Her work is in collections including Abbot Hall, Kendal, UK; British Museum, London, UK; Carlsberg Foundation, Copenhagen, Denmark; The Courtauld Institute of Art, London, UK; The Fitzwilliam Museum, Cambridge, UK; Frissiras Museum, Athens, Greece; Herzog Ulrich Gallery, Brunswick, Germany; Metropolitan Museum, New York, USA; Morgan Library and Museum, New York, USA; National Portrait Gallery, London, UK; New Hall Art Collection, Murray Edwards College, Cambridge, UK; Rubell Family Collection, Miami, USA; Ruth Borchard Collection, London, UK; Saatchi Collection, London, UK; Victoria and Albert Museum, London, UK; and the Yale Center for British Art, Connecticut, USA.

In 2022, a solo exhibition of new works – Memory and Desire – was held at Victoria Miro, London, UK to coincide with the publication of Letters to Gwen John, a Jonathan Cape book by the artist which centres on a series of letters addressed to the painter Gwen John (1876–1939), who has long been a tutelary spirit for Paul. The artist’s first book, Self-Portrait, was published in 2019. Also in 2019, Celia Paul was awarded Harper’s Bazaar Artist of the Year.

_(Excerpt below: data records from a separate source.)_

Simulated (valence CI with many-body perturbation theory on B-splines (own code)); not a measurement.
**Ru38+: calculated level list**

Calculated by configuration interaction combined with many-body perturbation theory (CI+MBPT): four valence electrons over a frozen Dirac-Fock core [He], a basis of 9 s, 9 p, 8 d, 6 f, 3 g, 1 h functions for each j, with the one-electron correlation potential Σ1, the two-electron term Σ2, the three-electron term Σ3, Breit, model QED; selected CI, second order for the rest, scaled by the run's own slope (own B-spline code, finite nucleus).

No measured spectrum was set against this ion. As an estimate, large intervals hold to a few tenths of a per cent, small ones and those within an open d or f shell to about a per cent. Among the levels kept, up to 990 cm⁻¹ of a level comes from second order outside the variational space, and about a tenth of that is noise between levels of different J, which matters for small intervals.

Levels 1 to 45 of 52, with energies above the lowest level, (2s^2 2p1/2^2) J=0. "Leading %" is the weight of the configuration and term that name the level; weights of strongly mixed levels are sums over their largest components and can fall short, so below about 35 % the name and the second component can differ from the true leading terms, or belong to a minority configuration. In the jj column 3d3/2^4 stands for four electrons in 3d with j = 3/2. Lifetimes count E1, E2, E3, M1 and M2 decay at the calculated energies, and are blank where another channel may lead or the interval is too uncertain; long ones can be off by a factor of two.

The monograph Celia Paul: Works 1975-2025 was published by MACK in 2025. Beginning with the earliest works made by Paul at the age of fifteen, this extensive 500-page volume weaves a chronological sequence of work through six decades, and includes writing by Hilton Als, Clare Carlisle, Karl Ove Knausgaard and Rowan Williams, as well as a new text by Paul herself.